SSC lecture to give energy solutions

Column by Megan Bowling. E-mail [email protected]

Since coming to UK in 2008, I have seen the debate over coal-generated power become an important issue affecting students on campus.

Student groups have been formed, large panel discussions have been held and classes have been taught all revolving around this very important issue involving our state.

Based on what I hear from most people, this discussion has led to an either-or mentality. You are either for coal or against it. You are either an environmental advocate or a supporter of our mining industry—a Kentuckian for the Commonwealth or a Friend of Coal.

However, like most solutions to any problem, a balance must be reached between one of Kentucky’s most prominent industries and the new environmental wave that will be dominating how we think about energy production and consumption in the future.

You would be fooling yourself to think that renewable forms of energy will be able to replace fossil fuels in the immediate future. The technology we have today is not sufficient enough to handle a complete replacement.

However, that cannot hide the fact that, environmentally speaking, sources of energy like solar, wind, geothermal, biofuels and nuclear power are the more attractive option.

As our knowledge of how these systems function increases, we will be able to produce more efficient technology and the gap between fossil fuel consumption and alternative power generation will decrease.

Whether you are pro-renewables or pro-coal, the Student Sustainability Council’s Lecture Series featuring Bob Koester will be influential.

Koester has organized the geothermal project at Ball State, where with a federal grant, they are going to be able to replace all of their coal-fired boilers with a complete geothermal heating and cooling system. This university took advantage of the need to replace outdated boilers and turned it into an opportunity to implement one of the leading renewable energy projects going on across our college campuses.

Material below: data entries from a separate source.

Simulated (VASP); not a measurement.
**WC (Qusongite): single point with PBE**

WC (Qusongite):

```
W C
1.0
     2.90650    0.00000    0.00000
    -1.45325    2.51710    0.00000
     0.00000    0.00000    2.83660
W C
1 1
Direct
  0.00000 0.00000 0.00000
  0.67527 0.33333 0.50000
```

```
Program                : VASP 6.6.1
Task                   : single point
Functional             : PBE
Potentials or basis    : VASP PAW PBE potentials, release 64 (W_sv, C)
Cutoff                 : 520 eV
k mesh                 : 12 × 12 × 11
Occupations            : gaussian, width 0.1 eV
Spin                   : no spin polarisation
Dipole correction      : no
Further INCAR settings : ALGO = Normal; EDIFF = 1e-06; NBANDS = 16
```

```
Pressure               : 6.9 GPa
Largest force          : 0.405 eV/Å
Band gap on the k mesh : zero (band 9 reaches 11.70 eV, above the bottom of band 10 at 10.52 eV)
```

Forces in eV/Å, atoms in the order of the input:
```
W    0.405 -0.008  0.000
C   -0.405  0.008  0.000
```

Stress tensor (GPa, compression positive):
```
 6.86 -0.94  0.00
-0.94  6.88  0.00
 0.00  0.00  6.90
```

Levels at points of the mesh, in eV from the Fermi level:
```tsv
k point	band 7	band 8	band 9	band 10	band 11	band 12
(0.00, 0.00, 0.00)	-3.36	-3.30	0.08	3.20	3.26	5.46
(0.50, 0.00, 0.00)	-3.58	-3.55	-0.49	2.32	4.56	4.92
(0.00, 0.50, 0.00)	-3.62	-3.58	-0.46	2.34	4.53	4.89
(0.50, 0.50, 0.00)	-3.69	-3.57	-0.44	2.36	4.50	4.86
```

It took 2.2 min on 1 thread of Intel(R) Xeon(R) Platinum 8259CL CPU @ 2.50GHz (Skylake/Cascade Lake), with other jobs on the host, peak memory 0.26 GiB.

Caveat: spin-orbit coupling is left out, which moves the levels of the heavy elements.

The Student Sustainability Council wanted to bring Koester to Lexington not just to talk about the geothermal project, but also to discuss how we can take similar steps in implementing alternative energy technology on UK’s campus. The prospect of a clean, renewable energy base is not just a wishful idea, but also a realistic one that can be practically implemented in multiple ways, as the geothermal project demonstrates.

I encourage students to attend the lecture simply to allow themselves to be inspired by the possibilities of the future. It’s not often that you get to hear about momentous changes going on across the country firsthand from the individual leading the change. This is going to be one of those rare opportunities that you cannot afford to miss.